Urban air pollution is an invisible yet pervasive problem that poses a significant threat to public health and the environment. As cities continue to grow and expand, the issue of air quality becomes more pressing, especially in light of the ongoing climate change crisis. In this context, it is essential to use data-driven approaches to make air pollution visible and understandable, which can inform the design of sustainable and healthy cities.
The research project behind Air/Aire/Aria comes to light as a cross-disciplinary, compelling example of such an approach, which brings together various data sources, scientific institutions, and analytical tools to construct a comprehensive understanding of air pollution in Barcelona. Through this project, a nuanced and dynamic description of air pollution is developed, one that considers different scales, resolutions, and temporal patterns, with the utter outcome of informing policy and urban planning decisions.
In the face of this invisible phenomenon at the urban scale, it has been necessary to use several descriptions of this pollution, constructed from data, through which it can be made visible and understood how it is distributed over space and time. The project cross-cuts a large corpus of information (from multiple research centers and other institutions working in this field from various scientific disciplines) that allows for the construction of a description of the phenomenon at different scales, resolutions, and temporal intervals.

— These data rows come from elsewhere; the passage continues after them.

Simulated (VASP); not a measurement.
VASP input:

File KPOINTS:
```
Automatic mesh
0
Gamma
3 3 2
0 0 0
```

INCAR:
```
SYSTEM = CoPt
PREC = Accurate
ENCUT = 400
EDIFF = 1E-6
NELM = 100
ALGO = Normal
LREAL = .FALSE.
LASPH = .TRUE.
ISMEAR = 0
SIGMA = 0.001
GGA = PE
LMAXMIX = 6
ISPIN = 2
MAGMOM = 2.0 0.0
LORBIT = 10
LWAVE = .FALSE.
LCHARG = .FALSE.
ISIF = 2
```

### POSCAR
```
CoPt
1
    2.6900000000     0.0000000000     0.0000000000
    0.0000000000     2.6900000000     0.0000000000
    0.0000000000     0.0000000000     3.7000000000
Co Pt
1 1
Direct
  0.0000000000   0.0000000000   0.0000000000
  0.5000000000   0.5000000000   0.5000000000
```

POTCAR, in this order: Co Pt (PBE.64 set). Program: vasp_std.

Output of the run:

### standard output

This is the case of CALIOPE-Urban, an operational system for forecasting air quality created by the Barcelona Supercomputing Center, the predictive model of the company LOBELIA EARTH, the Generalitat de Catalunya, or the passive dosimeters of the IDAEA-CSIC and impact studies on health from the ISGlobal institute and the Public Health Agency of the Barcelona City Council. The resulting maps also include conventional and satellite open data, as well as collective gathered data from citizen science research initiatives in Barcelona.
The cartographic research has a transmedia output: an exhibition at the Venice Biennale 2023, a digital storytelling (website) and a special number of ‘Quaderns d’Arquitura i Urbanisme’.